OUR CONCERNS WITH THE RECOMMENDATIONS

 

1. 1 The recommendations are based on an unfounded concern, in that Mr. Badman's remit was to look for evidence that home education could be used as a cover for abuse, forced marriage or domestic servitude. Mr. Badman found no evidence of this taking place stating that he found, "no evidence that elective home education is a particular factor in the removal of children to forced marriages, servitude or trafficking or for inappropriate abusive activities". Despite these findings however Mr. Badman goes on to recommend overly intrusive and expensive mechanisms to monitor home education.

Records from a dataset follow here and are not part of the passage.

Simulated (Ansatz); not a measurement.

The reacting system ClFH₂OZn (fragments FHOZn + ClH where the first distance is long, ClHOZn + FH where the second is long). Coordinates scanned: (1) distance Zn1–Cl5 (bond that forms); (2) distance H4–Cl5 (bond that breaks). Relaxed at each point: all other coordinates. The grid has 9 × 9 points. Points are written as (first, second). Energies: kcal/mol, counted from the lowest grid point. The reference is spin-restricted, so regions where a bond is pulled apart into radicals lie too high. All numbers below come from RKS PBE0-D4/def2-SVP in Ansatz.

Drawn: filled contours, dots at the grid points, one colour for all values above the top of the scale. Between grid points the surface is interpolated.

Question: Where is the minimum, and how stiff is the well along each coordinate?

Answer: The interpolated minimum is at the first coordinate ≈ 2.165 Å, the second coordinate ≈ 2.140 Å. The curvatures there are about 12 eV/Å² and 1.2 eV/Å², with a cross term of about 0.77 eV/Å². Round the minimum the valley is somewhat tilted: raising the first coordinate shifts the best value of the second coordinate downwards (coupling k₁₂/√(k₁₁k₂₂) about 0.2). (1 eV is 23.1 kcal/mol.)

1.2 There is a misrepresentation of the law when Mr. Badman refers to balancing the rights of the child and the parent(s). These are not opposing forces, indeed it appears to skew the way in which the education law in England operates. In English law, as enshrined in Section 7 of the 1996 Education Act, the duty of parents is to "ensure that children receive an education suitable to their age, aptitude and ability and any special educational needs they may have".

 

2.1 The powers Mr. Badman seeks to give LAs are tremendous. Amongst the recommendations is the right of a LA advisor to enter the family home and interview a child alone if the advisor feels it is 'appropriate' (recommendation 7). The issue of what a LA advisor feels is 'appropriate' is subjective and vague. Leaving our children alone with a stranger in itself can be viewed as an abuse of their rights from which we as parents will have no way of protecting them. The DCSF feels that a commonsense approach can be taken by the advisor with regard to this. However, there is too much at stake to simply leave this to chance, dependant on the integrity of the individual advisor. In our absence our children could be asked intrusive and leading questions, their answers could be misrepresented resulting in the LA being able to revoke registration on safeguarding concerns (recommendation 24). We are not aware of a risk assessment being carried out concerning this recommendation .The incredibly sensitive area of safeguarding and child protection would merge, this should not happen, they are two distinct fields. The advisor will be dealing with matters he/she simply does not have appropriate training in.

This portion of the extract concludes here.